By George Stergios
Thanks to the efforts of the South End Historical Society (SEHS), the South End was placed on the National Register of Historic Places in 1973. Ten years later, the South End Landmark District Commission (SELDC) was created to safeguard what made the South End worthy of that placement, that it was “a cohesive district of 19th-Century Victorian red brick rowhouses….[in which the] houses appear relatively uniform in size, material, and style, the individuality of the unit being subordinated to the harmony of the street.” The beauty that attracted many of us to the South End is not about the splendor of any one building, but the effect of the extended harmony of the whole. A rare achievement that is becoming even rarer in the age of celebrity architects.
While the SEHS and the SELDC have done much of the heavy lifting, all of us have made our contribution by maintaining our homes, and maintaining them to the often cumbersome and expensive Standards and Criteria of the SELDC. Everyone who has wanted to replace their windows, resurface their stoop, or alter their building’s exterior, and every developer who had to stay within the maximum height of 70 feet despite financial hardship, has made a sacrifice to preserve the architectural harmony of the South End.
All of us apart from the Church of Scientology.

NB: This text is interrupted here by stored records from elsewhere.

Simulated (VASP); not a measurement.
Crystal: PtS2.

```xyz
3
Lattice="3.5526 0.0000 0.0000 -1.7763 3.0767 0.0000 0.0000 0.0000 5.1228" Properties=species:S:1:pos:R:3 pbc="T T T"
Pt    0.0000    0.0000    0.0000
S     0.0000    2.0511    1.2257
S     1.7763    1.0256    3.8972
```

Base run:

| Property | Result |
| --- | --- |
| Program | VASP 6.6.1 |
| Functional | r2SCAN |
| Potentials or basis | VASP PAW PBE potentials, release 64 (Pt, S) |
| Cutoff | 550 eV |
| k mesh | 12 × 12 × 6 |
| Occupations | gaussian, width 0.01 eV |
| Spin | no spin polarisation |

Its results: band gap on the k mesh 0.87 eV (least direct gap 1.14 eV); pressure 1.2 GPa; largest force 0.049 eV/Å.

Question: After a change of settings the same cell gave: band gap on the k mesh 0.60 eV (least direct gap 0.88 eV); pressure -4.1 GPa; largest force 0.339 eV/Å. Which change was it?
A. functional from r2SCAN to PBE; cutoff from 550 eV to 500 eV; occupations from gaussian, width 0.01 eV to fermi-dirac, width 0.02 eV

The Scientologists bought the Hotel Alexandra and the Ivory Bean Building in 2008 as their new Boston headquarters, but had to postpone development because of the financial crisis. They spent the money to demolish the Ivory Bean in 2011 but spent little to secure the main building, so that by the time their finances had revived, the cost of repairing the façade made their original plans impossible. So, they put it back on the market.
When you and I allow our homes to deteriorate, we do not expect the buyer to pick up the cost, we, instead, cut the price. So even if prices in general are up, we might lose money when the damage is severe. But billion-dollar real estate empires do not have follow the same rules as we do. The Scientologists bought the property for $4.5 million, but the increased cost of securing the façade more than erases the 50 percent appreciation in real estate prices in this area since 2008. Instead of accepting a loss, the Scientologists found a developer willing to pay them $17 million, but only if the SELDC and neighborhoods allowed it to add 15 stories. We refused, and the Scientologists found a developer that was willing to pay $12 million if we let it add eight stories.
As one wag put it, the Scientologists are holding the building hostage and threatening to let it fall down unless we pay the ransom, or more accurately, we shred the current 70-foot zoning so that the current developer can afford to pay the ransom. They are asking us to trade the harmony of the whole to save the façade.
I, like my neighbors, am exasperated when I see the Hotel Alexandra in its current derelict state. Nevertheless, the solution is not to bail out a billion-dollar real estate empire and give every other owner of derelict or undeveloped property a reason to hold out for drastic changes in zoning and a sky-high price. The SELDC should reject this proposal because it overpowers “the harmony of the street,” because it mocks every one of us who walked the SELDC tightrope, and because it sets a dreadful precedent. Then let the BPDA do what some have been asking it to do for years, condemn the property and seize it by eminent domain at a “fair price.”
Once you subtract the cost of stabilizing the façade from the price, any competent developer of mixed-income housing will be able to make money while restoring its splendid façade within the current zoning.